Churchland 0 - McGinn 1.
The articles below should help you understand some of the issues.
A Sketch of the Difference between Two Ontological Styles
What it is for a thing to have a property? Ostrich nominalism aside, it is a Moorean fact that things have properties, but the nature of the having is a philosophical problem. The ordinary language 'have' does not wear it correct ontological analysis on its sleeve. My cup is blue. Does the cup have the property of being blue by standing in a relation to it -- the relation of exemplification -- or by containing it as an ontological or metaphysical part or constituent? The root issue that divides constituent ontologists (C-ontologists) and those that N. Wolterstorff calls, rather infelicitously, "relation ontologists" (R-ontologists) is whether or not ordinary particulars have ontological or metaphysical parts.

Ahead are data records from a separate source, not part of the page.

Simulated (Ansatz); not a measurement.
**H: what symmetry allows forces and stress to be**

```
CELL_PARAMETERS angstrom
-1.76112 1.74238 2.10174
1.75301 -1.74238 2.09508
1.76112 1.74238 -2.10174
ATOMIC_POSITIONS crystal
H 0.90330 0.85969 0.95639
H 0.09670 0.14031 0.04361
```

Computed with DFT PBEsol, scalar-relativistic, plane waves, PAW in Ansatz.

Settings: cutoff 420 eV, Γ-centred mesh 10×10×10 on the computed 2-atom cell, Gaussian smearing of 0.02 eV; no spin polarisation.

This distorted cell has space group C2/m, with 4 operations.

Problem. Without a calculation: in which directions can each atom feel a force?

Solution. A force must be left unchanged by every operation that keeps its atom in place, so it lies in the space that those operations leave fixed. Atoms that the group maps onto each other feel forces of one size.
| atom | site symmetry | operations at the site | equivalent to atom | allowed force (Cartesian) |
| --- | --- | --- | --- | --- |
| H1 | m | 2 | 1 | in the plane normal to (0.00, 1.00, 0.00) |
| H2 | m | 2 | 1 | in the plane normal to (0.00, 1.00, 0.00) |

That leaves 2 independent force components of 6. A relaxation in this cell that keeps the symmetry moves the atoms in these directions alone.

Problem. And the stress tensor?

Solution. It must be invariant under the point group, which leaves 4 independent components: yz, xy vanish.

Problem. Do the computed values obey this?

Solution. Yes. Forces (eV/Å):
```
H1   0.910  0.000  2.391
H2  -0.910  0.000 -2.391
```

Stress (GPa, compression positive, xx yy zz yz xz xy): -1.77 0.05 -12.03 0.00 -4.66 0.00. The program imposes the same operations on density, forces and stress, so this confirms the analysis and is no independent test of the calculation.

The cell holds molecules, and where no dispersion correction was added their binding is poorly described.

C-ontologists maintain that (i) ordinary particulars have such parts in addition to their commonsense parts; (ii) that among these ontological parts are (some of) the properties of the ordinary particular; and (iii) that the particular has (some of) its properties by having them as proper parts. R-ontologists deny that ordinary particulars have ontological parts, and consequently deny that ordinary particulars have any of their properties by having them as parts. Of course, R-ontologists do not deny that (most) ordinary particulars have commonsense parts.
Drawing on some graphic images from D. M. Armstrong, we can say that for C-ontologists ordinary particulars are "layer cakes" while for R-ontologists they are "blobs." 'Blob' conveys the idea that ordinary particulars lack ontological structure in addition to such commonsense structure as spatial structure.
The distinction between these two styles of ontology or two approaches to ontology is not entirely clear, but, I think, clear enough. To take an example, is the blueness of my blue coffee cup an abstract object off in a platonic or quasi-platonic realm apart and only related to the cup I drink from by the external asymmetrical relation of exemplification? That, I take it, is van Inwagen's view. I find it hard to swallow. After all, I see (with the eyes of the head, not the eye of the mind) the blueness at the cup, where the cup is. Phenomenologically, I see (some) properties. So some properties are literally visible. No abstract objects (as PvI and others influenced by Quine use 'abstract objects') are literally visible. Ergo, some properties are not abstract objects.
Here is a second argument. Some properties are either wholly or partially located at the places where the things that have the properties are located. No abstract objects are either wholly or partially located at the places where the things that have the properties are located. Therefore, some properties are not abstract objects. So I am inclined to say that the blueness of my cup is in some unmereological and hard-to-explain sense an ontological proper part or constituent of the cup. It is obviously not the whole of the cup since the cup has other properties. Ordinary particulars are not ontologically structureless 'blobs.'
Needless to say, these two quick little arguments do not decide the matter in favor of C-ontology. And the other arguments I could add won't decide the matter either. But taken cumulatively these arguments give one good reason to reject R-ontology.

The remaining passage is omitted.